Love at first sight
My first trip to Malawi was by assignment. I was asked to design and lead an employee service trip to Malawi. I have spent many years at the company building engagement by developing leaders, employees and by executing employee events. This assignment was different from what I had done in the past, but I was excited. I had no idea what I was getting myself into.
I booked a flight to visit Malawi to gain context. The flight from the US was 24 hours in air…plus layover times. I hoped the trip would be worth it.
When we arrived at the airport, I was so surprised that it was so small. It looked like we had landed at a storage unit. I could see a group of Malawians sitting in chairs on a balcony to watch the planes land. I later learned that this is a common Sunday afternoon activity. I loved the heat and humidity!

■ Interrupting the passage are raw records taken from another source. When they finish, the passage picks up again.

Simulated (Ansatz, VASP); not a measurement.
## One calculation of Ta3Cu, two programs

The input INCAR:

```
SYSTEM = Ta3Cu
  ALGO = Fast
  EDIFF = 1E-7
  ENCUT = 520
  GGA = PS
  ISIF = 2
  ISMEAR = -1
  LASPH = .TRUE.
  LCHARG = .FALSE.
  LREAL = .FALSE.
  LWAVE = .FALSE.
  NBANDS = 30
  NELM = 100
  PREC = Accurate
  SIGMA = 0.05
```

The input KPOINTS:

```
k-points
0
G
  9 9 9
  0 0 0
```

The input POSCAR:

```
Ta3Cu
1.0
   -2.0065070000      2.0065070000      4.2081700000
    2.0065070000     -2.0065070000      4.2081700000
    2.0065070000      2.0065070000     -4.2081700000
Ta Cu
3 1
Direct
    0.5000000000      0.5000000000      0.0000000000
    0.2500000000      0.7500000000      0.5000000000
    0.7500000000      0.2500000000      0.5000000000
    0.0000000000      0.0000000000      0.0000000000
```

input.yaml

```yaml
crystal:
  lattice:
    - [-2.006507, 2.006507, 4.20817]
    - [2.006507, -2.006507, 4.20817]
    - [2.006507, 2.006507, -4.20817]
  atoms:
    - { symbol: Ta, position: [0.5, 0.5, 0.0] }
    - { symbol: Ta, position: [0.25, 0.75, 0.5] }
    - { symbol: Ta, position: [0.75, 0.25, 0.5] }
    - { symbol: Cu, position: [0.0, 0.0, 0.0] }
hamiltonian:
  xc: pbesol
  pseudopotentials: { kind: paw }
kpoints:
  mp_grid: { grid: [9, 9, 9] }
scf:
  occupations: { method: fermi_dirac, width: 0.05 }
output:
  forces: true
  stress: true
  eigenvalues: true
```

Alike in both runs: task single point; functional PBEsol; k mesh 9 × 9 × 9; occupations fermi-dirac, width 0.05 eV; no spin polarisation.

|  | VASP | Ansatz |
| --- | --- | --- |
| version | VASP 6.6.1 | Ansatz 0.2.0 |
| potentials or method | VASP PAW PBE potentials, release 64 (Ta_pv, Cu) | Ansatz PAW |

We headed for the campus about 90 minutes form the airport. The roads are extremely narrow in Malawi and in poor condition. Goats and people are always at risk of being hit as they walk alongside the road. I felt like I was on an emotional roller coaster.
Driving along this road was my first real experience with seeing poverty, real poverty. While driving, I noticed a young boy, maybe 4 years old, taking an empty water bottle and filling it with water from a ditch along the edge of the road. He took a drink and my heart sank.
The next 30 minutes in the car I was trying to figure out how I could get out of this project. I told my boss he brought the wrong person. I wasn’t cut out for this, I didn’t think my heart could handle it. He asked me to meet our contacts at the campus and if I felt the same after meeting them, we would leave and I wouldn’t have to finish the project.
When we drove up to the campus, a crowd of women and children came running towards us. They were singing and welcoming us. They were the best greeters I have ever seen. I climbed out of the car and they continued to sing and dance. I felt instantly connected. It was one of the most powerful experiences of my life. I felt like I had just returned home after a long trip. The only thing missing was my family.
I turned to my boss and said, “Send for my family, I don’t think I can leave this place.” I felt deeply connected… It was a very unique experience, but one I will never forget.
And that was it, I was hooked.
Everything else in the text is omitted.